It comes to me whenever I am in Vancouver: an urge to watch the sunset. Pulled by memories of blue Pacific waters buffeting a tangerine sky, I make my way to English Bay Beach, where I find a seat on one of the large pieces of driftwood that have been arranged on the sand, and join hundreds of others in the nightly spectacle.
Last month, though, on my final day in Canada, I was taken to watch the sunset from the roof of the new Vancouver Convention Centre, a sharply geometric structure that rises from a broad concrete plaza next to Coal Harbour. As I climbed the metal staircase up to the roof, I was sceptical that it would be anything close to the English Bay experience. When we arrived, I was surprised. Built at a slight angle, covered in wild grass, with a gravel path cutting diagonally across it, the roof feels like a country meadow that has somehow found itself three stories above ground. Watching the sun set from there, over the water of Coal Harbour and the tall fir trees of Stanley Park, was a surprisingly bucolic experience.
On the surface, that sounds reminiscent to other recent experiments in aerial urban greenery, like New York’s wildly popular High Line. But the convention centre’s roof has more local roots. In many ways, it is the latest product of a style of urbanism born in 1978, when Arthur Erickson designed Robson Square, a large civic centre in downtown Vancouver that combined provincial law courts, a municipal art gallery, government offices and a series of public spaces.
Robson Square was originally meant to be the site of a government-sponsored 682-foot skyscraper, but after the left-leaning New Democratic Party swept into power in 1972, the project was cancelled. Erickson, already famous for his attempts to reinterpret natural elements, neoclassical architecture and First Nations traditions in a Modernist form, was hired to create something more imaginative. His response was, according to biographer Nicholas Olsberg, “This won’t be a corporate monument. Let’s turn it on its side and let people walk all over it.”
Erickson placed the law courts in a terraced building at the south end of the site and covered them with greenery. At the other end was the old neo-classical courthouse, which was turned into the Vancouver Art Gallery. In between, adjacent to busy Robson Street, were gardens, fountains and a sunken plaza home to an ice rink. Government offices and an underground passage connected the two sides of the site. Throughout the square, Erickson made characteristic use of poured concrete and plenty of local vegetation. The green and grey palette mirrored that of Vancouver’s natural environment.
This was the building-as-landscape; British Columbia’s natural features reimagined as a city square. It was hugely influential. For the next thirty years, Vancouver took Erickson’s ideas to heart, so much so that it spawned an entire movement of urban planning that came to be known as Vancouverism. “Vancouverism is characterized by tall, but widely separated, slender towers interspersed with low-rise buildings, public spaces, small parks and pedestrian-friendly streetscapes and facades to minimize the impact of a high-density population,” wrote the New York Times’ Lisa Chamberlain in 2005.

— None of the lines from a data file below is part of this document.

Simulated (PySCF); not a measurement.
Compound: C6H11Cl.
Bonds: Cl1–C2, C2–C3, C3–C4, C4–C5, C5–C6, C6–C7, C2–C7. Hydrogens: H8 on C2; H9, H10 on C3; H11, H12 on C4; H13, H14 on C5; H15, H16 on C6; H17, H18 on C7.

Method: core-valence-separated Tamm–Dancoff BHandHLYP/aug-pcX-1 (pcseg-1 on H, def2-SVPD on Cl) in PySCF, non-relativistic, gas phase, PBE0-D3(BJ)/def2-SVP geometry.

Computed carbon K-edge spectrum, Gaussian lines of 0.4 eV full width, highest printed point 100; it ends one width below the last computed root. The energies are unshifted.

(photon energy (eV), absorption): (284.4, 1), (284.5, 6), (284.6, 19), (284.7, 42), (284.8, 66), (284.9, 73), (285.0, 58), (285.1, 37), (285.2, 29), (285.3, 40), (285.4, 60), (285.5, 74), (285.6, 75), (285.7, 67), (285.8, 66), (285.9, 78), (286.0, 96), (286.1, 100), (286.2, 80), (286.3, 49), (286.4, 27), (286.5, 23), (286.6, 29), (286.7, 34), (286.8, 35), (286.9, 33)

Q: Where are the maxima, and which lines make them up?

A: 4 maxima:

The problem with Vancouverism, or at least the form it has taken in its place of birth, is that the city it produces doesn’t feel much like a city. The Vancouver neighbourhoods mostly heavily guided by its principles — Yaletown and Coal Harbour, most notably — have a contrived quality, and I’m almost certain it doesn’t come from the fact that these neighbourhoods are relatively new. It has to do with the scale, which is awkward — Vancouver’s three-storey townhouses and thirty-storey towers have neither the harmony of Haussmanian Paris nor the intimacy of backstreet Tokyo.
I’m also ambivalent about the way nature is dealt with in Erickson’s buildings, and by extension those of Vancouver as a whole. Too often, it feels tacked on, as is the case with Robson Square; a few fountains and juniper bushes do not a temperate rainforest make. The terraced nature of the site, with all of its concrete steps and hidden alcoves, only emphasizes the tension between the blatantly artificial and ostensibly natural. But this probably has more to do more with the limitations of 1970s-era green-building technology than with Erickson’s intent.
That’s why the convention centre feels more like an evolution than a departure from the past. It’s like Robson Square but more carefree. After all, grass isn’t grass until you can feel it beneath your feet.